Views power many of the Islandora features, including viewers, IIIF Manifests, and search.
View Mode¶
A View Mode is a way that a piece of Drupal content can be rendered. View modes let you create alternate configurations for what fields get displayed, in what order, and rendered in what field formatters. View modes are created under Manage > Display Modes > View Modes, but are configured at the bundle level (after first enabling that view mode to have its own configuration). If the requested view mode does not have a custom configuration, then the "Default" view mode will be used.

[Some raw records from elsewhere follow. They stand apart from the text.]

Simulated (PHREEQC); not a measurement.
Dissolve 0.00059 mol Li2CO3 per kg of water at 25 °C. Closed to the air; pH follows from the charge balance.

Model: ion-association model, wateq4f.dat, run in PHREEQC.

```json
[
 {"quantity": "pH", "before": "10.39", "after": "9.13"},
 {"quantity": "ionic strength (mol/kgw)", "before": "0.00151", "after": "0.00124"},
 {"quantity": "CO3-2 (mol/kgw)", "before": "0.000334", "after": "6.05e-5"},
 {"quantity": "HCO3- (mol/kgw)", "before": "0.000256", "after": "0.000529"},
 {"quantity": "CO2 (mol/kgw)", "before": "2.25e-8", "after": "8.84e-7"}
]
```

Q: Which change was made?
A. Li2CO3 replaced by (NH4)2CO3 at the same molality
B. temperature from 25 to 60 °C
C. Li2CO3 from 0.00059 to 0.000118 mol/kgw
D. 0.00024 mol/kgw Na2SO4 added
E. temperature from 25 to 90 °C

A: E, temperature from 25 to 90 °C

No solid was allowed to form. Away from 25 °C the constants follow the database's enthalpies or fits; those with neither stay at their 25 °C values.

In Views, you can choose to show "Rendered entities" (usually as opposed to "Fields"). Here, you can select which view mode to use to render the results.
Viewer¶
A Viewer is any tool that allows Drupal to embed, display, or play back a particular object in a web-accessible format. Viewers are typically projects unto themselves. To use a viewer within Drupal usually involves a Library containing the viewer's code, as well as a Drupal Module that makes the viewer code appear within Drupal. Usually a viewer displays a single binary file, but some viewers (e.g. Mirador and OpenSeadragon) can display an entire manifest (ordered list of files).
Views Bulk Operations¶
Also called VBO; a Drupal Module for performing bulk/batch operations on Nodes selected by a View definition.
Virtual Machine Image¶
The Virtual Machine Image allows you to mount a fully working version of Islandora on your local machine as a separate virtual machine.
Vocabulary¶
A Drupal configuration entity that holds taxonomy terms. The vocabulary defines what fields are available on each term and how the terms behave. Vocabularies are the "bundles" of taxonomy terms.
Weight¶
Drupal field that stores an integer value on an entity, allowing to represent the relative order of the entity in relation to other entities of the same type or subtype. Used by Islandora to store the order of components in compound objects, for instance pages in paged content items (books, serials).
YAML¶
YAML is a human-readable data-serialization language. It is commonly used for configuration files and in applications where data is being stored or transmitted. Software applications like Drupal or Ansible store configuration information in YAML files for easy transportability of a configuration.